In the decades since, the laser has shaped the sheet metal fabrication business. In the 1980s and 1990s, just having a laser cutting machine was enough to set an operation apart. Next came automation, then lights-out automation, then the transition from the CO₂ to the fiber laser, then more sophisticated automation and autonomous cutting in which the machine learns and improves over time.
The technological march forward continues unabated, with machine-makers manipulating the fiber laser beam to improve the cut edge and eliminate the need for deburring. The change comes so rapidly, it can leave your head spinning.
So in this 50th year of The FABRICATOR, we’re diving deep and running a series on the cutting department. We’re taking a step back and looking at the current state of the cutting edge—or cutting the edge (of sheet metal and plate, that is)—through the lens of several successful fabricators, each serving different customers in different markets.
“Different customers” is the key phrase. Although technology drives metal fabrication forward, it’s just the engine. There is no single “right way” to run a cutting department. At the wheel is a shop’s customer mix. And because customer mixes vary so greatly, every fabricator drives a unique road.
Cut, Punch, Done
For years many have questioned the future of the punch press, especially after the fiber laser came onto the scene. For many applications the laser head outpaces the punch, even for hole-intensive jobs.

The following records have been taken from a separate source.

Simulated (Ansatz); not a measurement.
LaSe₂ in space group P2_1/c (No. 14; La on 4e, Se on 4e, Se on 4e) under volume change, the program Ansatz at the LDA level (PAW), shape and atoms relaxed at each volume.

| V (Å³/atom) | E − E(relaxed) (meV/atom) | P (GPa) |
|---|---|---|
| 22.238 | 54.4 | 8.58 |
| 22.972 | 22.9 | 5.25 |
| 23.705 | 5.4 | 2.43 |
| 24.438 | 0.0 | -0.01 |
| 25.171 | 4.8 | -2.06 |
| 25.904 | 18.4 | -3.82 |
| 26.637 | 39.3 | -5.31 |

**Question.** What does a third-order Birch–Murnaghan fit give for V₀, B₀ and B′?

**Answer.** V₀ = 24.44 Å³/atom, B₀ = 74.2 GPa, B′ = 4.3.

But visit Ometek, a large contract fabrication operation outside Columbus, Ohio, and you’d see the punch press is alive and well, not as a stand-alone operation but as an integral part of the punch/laser combo. The combo, including its two Amada machines with automated loading, unloading, and part removal and stacking, is now central to Ometek’s cutting strategy.
Manual Beginnings
So how did the metal fabricator get here? Its road started in the early 1990s in a very different place. “On our first laser, the head moved only in the X direction and the table moved in the Y direction,” said Tom Mackessy, president/CEO of Ometek. “It arrived on our floor because we were outsourcing laser work at the time, and there were certain parts that were laser-cut and machined. The machines allowed us to have that in-house capability. It allowed us to run prototypes, considering it had essentially no setup time. We could do more flexible nesting on the laser, too, which improved our material utilization for small components.”
That lack of setup, compared to the punch’s setup time, led Ometek to dive deeper into CO₂ lasers in the early 2000s. Instead of ordering a few large-quantity batches, customers wanted a greater number of small-quantity deliveries—hence the value of the laser with its minimal setup and flexible nesting for greater material utilization.